When Jon Corzine was held to 77% of the vote in the 2009 Democratic primary against a former Glen Ridge mayor with no organization or money, a Guttenberg man claimed to have witnessed the U.S. government planning the 9/11 terrorist attacks, and a designer of coffee mugs from Phillipsburg, it was viewed as an indication that the incumbent governor had a problem with his base. Bergen County Executive Dennis C. McNerney might have a similar problem.
At the Bergen County Democratic convention last night — where there was a contested race for an open Freeholder seat — a full 40% of the Democratic County Committee did not turn out to vote. Of the 829 elected Democratic committee members who did attend, 119 (14%) did not vote for McNerney, who was unopposed. The vote was by machine.
Also troubling for Democrats was that Freeholder Director James Carroll ran 67 votes behind another incumbent, Elizabeth Calabrese, and 28 votes behind Northvale Mayor John Hogan, who had the support of Democratic County Chairman Michael Kasparian. Carroll might have had a larger problem had he not promised to drop his simultaneous re-election bid for Mayor of Demarest last week. Carroll, Calabrese and Hogan were the ordained candidates of the party leadership; major challengers, like former Freeholder Julie O’Brien, Westwood Mayor John Birkner, and Maywood Mayor Tim Eustace, dropped out when it became clear that Kasparian was pushing Hogan.
The conventional wisdom is that there in some uneasiness among a group of Bergen Democratic leaders who have not seen the party change much since the 2008 departure of County Chairman Joseph Ferriero, who has since been convicted on federal corruption charges. Earlier in the day, five-term Assemblyman Gordon Johnson (D-Englewood) beat up on Ferriero’s handpicked successor, Kasparian, for not delivering on a list of promised reforms. “He was brought in to be a reformer of the party,” Johnson said of Kasparian. “But I have not seen much action in regard to him being the change agent the party needs.

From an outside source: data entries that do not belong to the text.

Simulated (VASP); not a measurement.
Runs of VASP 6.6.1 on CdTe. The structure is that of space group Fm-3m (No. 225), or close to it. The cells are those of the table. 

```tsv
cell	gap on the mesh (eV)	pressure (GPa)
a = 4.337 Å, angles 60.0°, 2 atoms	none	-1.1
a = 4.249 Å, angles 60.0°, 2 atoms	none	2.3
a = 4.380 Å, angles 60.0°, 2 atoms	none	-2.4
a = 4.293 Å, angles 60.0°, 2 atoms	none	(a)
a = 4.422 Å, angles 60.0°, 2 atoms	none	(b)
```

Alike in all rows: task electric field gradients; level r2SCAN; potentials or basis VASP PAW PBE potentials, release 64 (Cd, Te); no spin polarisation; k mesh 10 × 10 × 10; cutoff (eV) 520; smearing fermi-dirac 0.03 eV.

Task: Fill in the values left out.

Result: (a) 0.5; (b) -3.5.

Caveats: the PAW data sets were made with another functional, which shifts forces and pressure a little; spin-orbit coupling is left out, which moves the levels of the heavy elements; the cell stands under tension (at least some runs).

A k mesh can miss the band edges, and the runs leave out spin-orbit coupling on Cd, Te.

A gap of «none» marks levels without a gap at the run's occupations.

There has been speculation for months that Democrats might try to replace McNerney on the ticket, possibly with Surrogate Michael Dressler or Assemblywoman Valerie Vainieri Huttle (D-Englewood), but at least for now it appears the party is sticking with incumbent. Republicans, splintered for the last few years, have for the most part united behind five-term County Clerk Kathleen Donovan. Internal polls conducted for both parties show Donovan leading McNerney, a victory that would return control of county government back to the GOP for the first time since 2002.